In 1914 an exceptionally beautiful mosaic pavement was found beneath what is now Debenhams and presented to Gloucester Museum. It still survives today, having been set into the floor of the museum. This is the only surviving complete (or very nearly complete) mosaic in the city. It gives a hint of how impressive and colourful some of the city’s Roman buildings must have been. Today it can be seen (partly covered by carpet) in the Museum.
During a 1983 excavation next to Commercial Road in Gloucester (on the site of the old Norman Castle) archaeologists found the remains of a tabula board and counters. The set had apparently been dumped in a rubbish pit within the castle, probably after it had been broken. The board originally had a single-piece wooden base made of Ash. The upper sides and panels of the board were entirely covered with bone panels fixed in place by small iron pins, some of which survived. The general layout of the panels follows that of a present-day backgammon board. The 30 counters or Tablesmen are made of Red Deer skull or Red Deer antler (15 of each). All the counters are decorated with carved pictures in relief, each picture is unique with a wide variety of themes including astrological signs and biblical events. The counters are carved in a Norman style, whilst the board reflects an Anglo-Saxon artistic tradition. This is the only complete set ever found, and it is of international importance. The gaming set can be viewed in the museum of Gloucester.

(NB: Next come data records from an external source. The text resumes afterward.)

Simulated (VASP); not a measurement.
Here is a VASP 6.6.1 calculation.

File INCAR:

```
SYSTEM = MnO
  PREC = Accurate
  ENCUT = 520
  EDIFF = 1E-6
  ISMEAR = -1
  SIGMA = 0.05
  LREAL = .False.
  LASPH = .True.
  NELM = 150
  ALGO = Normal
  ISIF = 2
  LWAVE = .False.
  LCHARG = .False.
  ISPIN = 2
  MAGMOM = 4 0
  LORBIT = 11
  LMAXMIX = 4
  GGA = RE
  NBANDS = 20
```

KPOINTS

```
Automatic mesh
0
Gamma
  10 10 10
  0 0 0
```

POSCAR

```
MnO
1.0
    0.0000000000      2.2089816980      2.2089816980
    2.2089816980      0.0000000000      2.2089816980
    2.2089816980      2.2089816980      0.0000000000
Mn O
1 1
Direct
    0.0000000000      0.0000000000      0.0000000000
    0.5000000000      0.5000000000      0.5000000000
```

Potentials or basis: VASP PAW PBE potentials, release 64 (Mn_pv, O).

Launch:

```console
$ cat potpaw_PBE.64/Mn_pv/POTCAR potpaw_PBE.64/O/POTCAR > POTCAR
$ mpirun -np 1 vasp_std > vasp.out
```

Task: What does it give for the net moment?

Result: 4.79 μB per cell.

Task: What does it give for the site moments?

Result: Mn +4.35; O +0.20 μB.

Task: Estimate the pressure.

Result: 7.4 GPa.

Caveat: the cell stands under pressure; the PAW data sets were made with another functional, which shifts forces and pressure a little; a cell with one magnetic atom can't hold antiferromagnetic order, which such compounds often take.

Gloucester is located within an area which, in the late Iron Age, was within the territory of a nation referred to in historic sources as the Dobunni. Coinage was adopted late in the Iron Age in Britain – in the decades leading up to the Roman invasion. The Dodunni themselves are one of the last to adopt coinage in Britain, generally nations nearest to France adopt coinage first and many further north and in the west never produce their own coinage. The Dobunnic coinage appears to have been a copy of (or certainly inspired by) a type of coinage found in Gaul. The Dobunnic coins are characterized by a stylized horse with a tail of three strands ( a motif commonly used by earlier gallic coins and by some other British coins). Of all the southern British nations who adopt coinage – only the Dobunni keep the triple tailed horse design in their later coinage. This is an example of a gold Dobunnic coin (archaeologists refer to these as ‘staters’) you can hopefully see the horse and the three tails. The coins are generally found along the Severn Valley as far south as Camerton in North Somerset extending north into Worcestershire. Extending east to west from the Oxfordshire Cotswolds to the far side of the Forest of Dean – this is thought to represent the general extent of Dobunnic territory.
Found in an excavation off Parliament Street in 2001 – this fascinating object, a Roman glass flask, is in fact incomplete. It would originally have formed a miniature inside a much larger glass vessel. It appears that this larger, outer vessel, has broken at some point and the base of the smaller vessel has been carefully trimmed around the base – to allow the smaller flask to essentially be recycled. This type of coloured flask (known as a ‘snake thread’ flask) are believed to have been made in the Rhineland area of what is now Germany. The flask was found placed within a grave in part of a Roman cemetery which extends along the Southgate area of Gloucester.